Even in this situation, the statute may serve some legitimate purpose of the state by assuring a fuller participation of the electorate. A necessary result of the requirement is a greater number of cross votes than otherwise would be had. Under the requirement, the Republican nominees will receive the votes of some Democratic voters, who, for personal or other reasons, do not wish to vote for one or more of the Democratic candidates, while some Republican voters will affirmatively wish to support one or more of the Democratic nominees, or will vote for some of them, because the undertaking to have all Republicans resort to the write-in device will not be completely and entirely effective. If, then, the two Republican nominees receive enough votes for election, the determination of those eight of the ten Democratic nominees, who are to be declared elected, will be on the basis of a fuller participation of the electorate. Indeed, if straight party voting was permissible and was universally followed, as the plaintiffs would have it, there would be no means of deciding which eight of the ten Democratic nominees had been elected if the two Republicans received a majority, for each of the ten Democratic nominees would have received the same number of votes. If the two Republicans are elected, the more cross-voting there is, the greater will be the participation of the electorate in the determination of which eight of the ten Democrats are elected to serve with the two Republicans.
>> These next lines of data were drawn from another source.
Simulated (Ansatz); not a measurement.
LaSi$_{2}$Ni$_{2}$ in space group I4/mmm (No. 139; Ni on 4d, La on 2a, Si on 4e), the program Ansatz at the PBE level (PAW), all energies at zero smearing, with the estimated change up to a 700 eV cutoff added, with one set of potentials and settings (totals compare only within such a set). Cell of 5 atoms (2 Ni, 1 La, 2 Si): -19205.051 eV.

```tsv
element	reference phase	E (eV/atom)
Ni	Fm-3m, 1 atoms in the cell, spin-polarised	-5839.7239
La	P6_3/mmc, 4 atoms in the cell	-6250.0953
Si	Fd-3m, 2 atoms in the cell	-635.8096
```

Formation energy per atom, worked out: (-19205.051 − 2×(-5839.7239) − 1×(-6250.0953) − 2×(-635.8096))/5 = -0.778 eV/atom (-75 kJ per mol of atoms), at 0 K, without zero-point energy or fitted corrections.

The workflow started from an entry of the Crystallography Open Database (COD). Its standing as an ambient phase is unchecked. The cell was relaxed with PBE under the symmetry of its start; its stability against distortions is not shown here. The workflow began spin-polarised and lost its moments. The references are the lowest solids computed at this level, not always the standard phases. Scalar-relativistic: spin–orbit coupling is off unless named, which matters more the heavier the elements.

Full participation of the electorate in the important process of selection of the individuals who are to represent its members in the House of Representatives is a legitimate objective of the state, and that objective is served by the statutory plan even in this extraordinary situation resulting from the Republican Party's presentation of a partial slate.

Though we recognize that the Republican nominees and their supporters are to some extent disadvantaged by the statute in this particular situation, it is a disadvantage which the Republican Party, itself, might have avoided, and still can largely avoid, by persuading its adherents to use the write-in privilege. By striking down the statutory requirement, however, we would expose other voters to disadvantage. Those disadvantaged under the statutory scheme as a result of their own doing have no constitutional right to relief when relief will impose disadvantage upon other voters who have no effective means of avoiding it. Indeed, the disadvantage suffered here by Republican nominees and their supporters is relatively slight, and balanced against it are the apparent purposes of the statute and its legitimate objectives to avoid other possibilities of dilution of the weight of votes and the promotion of the fullest participation of the electorate in the selection of public officials. In short, we conclude that there is nothing arbitrary in the statutory plan, nor any requirement of the Fourteenth *182 Amendment which would compel resort to some other alternative.

Our conclusion finds support in the few cases in which a similar problem has been considered. In Alsup v. Mayhall, S.D., Ala., 208 F. Supp. 713, a statutory District Court of three judges approved an Alabama statute requiring each voter in a congressional election at large to vote for eight, the number to be elected.[4] State courts dealing with similar problems have come to the same conclusion. Farrell v. Hicken, 125 Minn. 407, 147 N.W. 815, L.R.A.1915B, 401; Orpen v. Watson, 87 N.J.L. 69, 93 A. 853, aff'd. 88 N.J.L. 379, 96 A. 43; cf. Griffin v. Trapp, 205 Ga. 176, 53 S.E.2d 92, in which Georgia law was construed to permit a voter to vote for less than the number to be elected.

Whether or not the Legislature might have made a wiser choice is not a justiciable question. There are those who find desirability in some provision for minority representation, and various schemes for cumulative and proportional voting have their advocates. It was the Legislature's prerogative, however, to weigh the contending considerations and to make an enlightened choice among the several alternatives open to it. As long as the alternative it selected cannot be said to be arbitrarily unfair or discriminatory, it cannot be said to be impermissible under the Fourteenth Amendment.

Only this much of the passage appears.